I hate Alice in Wonderland—too trippy—but there’s a scene that’s been replaying in my head these last few weeks. It’s the one where an oversized hookah-smoking caterpillar blows smoke rings around Alice as he asks, “Who…are…you?”
I see myself staring up at the worm, as unsure as Alice as she responds, “I hardly know, sir!”
They go in circles and she insists, “I can’t explain myself, sir, because I’m not myself, you know.” The worm is a poor listener, or high, so Alice grows frustrated. She absolutely has no idea who she is, and she cannot possibly come up with an answer to satisfy him. The best she has to offer is vague: “I can’t put it any more clearly, for it isn’t clear to me.”
Similarly, I am at a loss for labels. So many of the ways I used to define myself have drifted away as quietly as smoke rings:
Believer in post-racial America.
Eye-roller at vegans.
Despiser of feminists.
Knower of life’s timelines.
Things have changed, and now I am in place where things are less solid, more fluid. More nuanced, complex, and messy.
Status: Divorcée. A one-word title, but there’s nothing in the name that carries the weight of a life’s vocation as nicely as married. It feels a little fuzzier.
Absolutely not a Republican, but maybe not a Democrat? Maybe more of a centrist, or a Libertarian? Don’t come at me, it’s TBD, I just know that I’m not in favor of he-who-shall-not-be-named.
Occasional vegan. Turns out I care about the planet, though I still love cheese.
Feminist, though a pro-life one, though also one that isn’t sure what the most effective way to support mothers/family/society is.
Human trying to become anti-racist after a lifetime of disbelief. V flawed.
Writer? Blogger, casually. Student, definitely. Does that make me “a creative” (I imagine this means I’ll take up wearing berets and snapping in smoky clubs, so maybe not).
Still a nurse, yes, but not a full-time one, and unsure of how well I love the work. Overall, displeased with the business of healthcare, and burned out from caring so hard in a world built more for money than people.
Real estate agent—this one is new. In my previous timeline I always imagined I’d quit nursing to raise children and let my fancy husband make ze monies. No children and no husband makes me my own breadwinner, and I realized I should probably be in a career that I wasn’t planning to quit someday. While, in a perfect world, I simply become the next J.K. Rowling and float about writing best sellers, I think this real estate business might be the place where I have the time and space and flexibility to write, the money to eat-pray-love my way around the globe, and the chance to still serve my community. I believe in home, so why not make myself a part of it?
Where does all that leave me now? Dabbling in several careers, with a mishmash of political leanings, no romantic involvements and some kind of half-assed vegan habit?
I’m a little bit of everything and entirely nothing.
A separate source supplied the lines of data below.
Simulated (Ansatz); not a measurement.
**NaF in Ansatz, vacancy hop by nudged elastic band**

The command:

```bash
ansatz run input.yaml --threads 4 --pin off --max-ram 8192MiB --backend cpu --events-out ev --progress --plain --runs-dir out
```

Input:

My primary concern: I have no idea how I will explain myself at parties. I can see it in my head—
“What do you do?”
*brain short circuits*
Nothing neat enough to put cutely. But, then again, why the need to define myself by what I do at all? Sure, it might be the easiest to say, and, yes, you learn something from knowing a person’s job. Like when I say nurse, you might hear caring. You might find me trustworthy, reliable, kind. On the other hand, if I get into my current crossroads, you’re more likely to see a huge mess. You’ll nod your head, bemused, unsure of a girl who can’t commit to any one thing.
I know the gist of what I’m after, of course, but there’s nothing easily knowable from something as simple as a title. What I really want is beauty. Creativity. Rhythm. Abundance. I want peace, and grace. Wholeness, health, and a life where I am content, doing what I was made to do, not on a five-year-plan, but in finding one right thing after the next right thing.
Maybe the whole mess of myself, the possibility and the journey and the flaws, the beauty and the wonder and the hope, what I do or what I don’t do, will be caught up in one phrase after all: a name. My name. Rebecca Joy. Maybe that’s all you’ll ever need to know—maybe I grow so grounded into myself that you can reach the heart of me just from hearing it whispered. If only Alice knew how to say hers.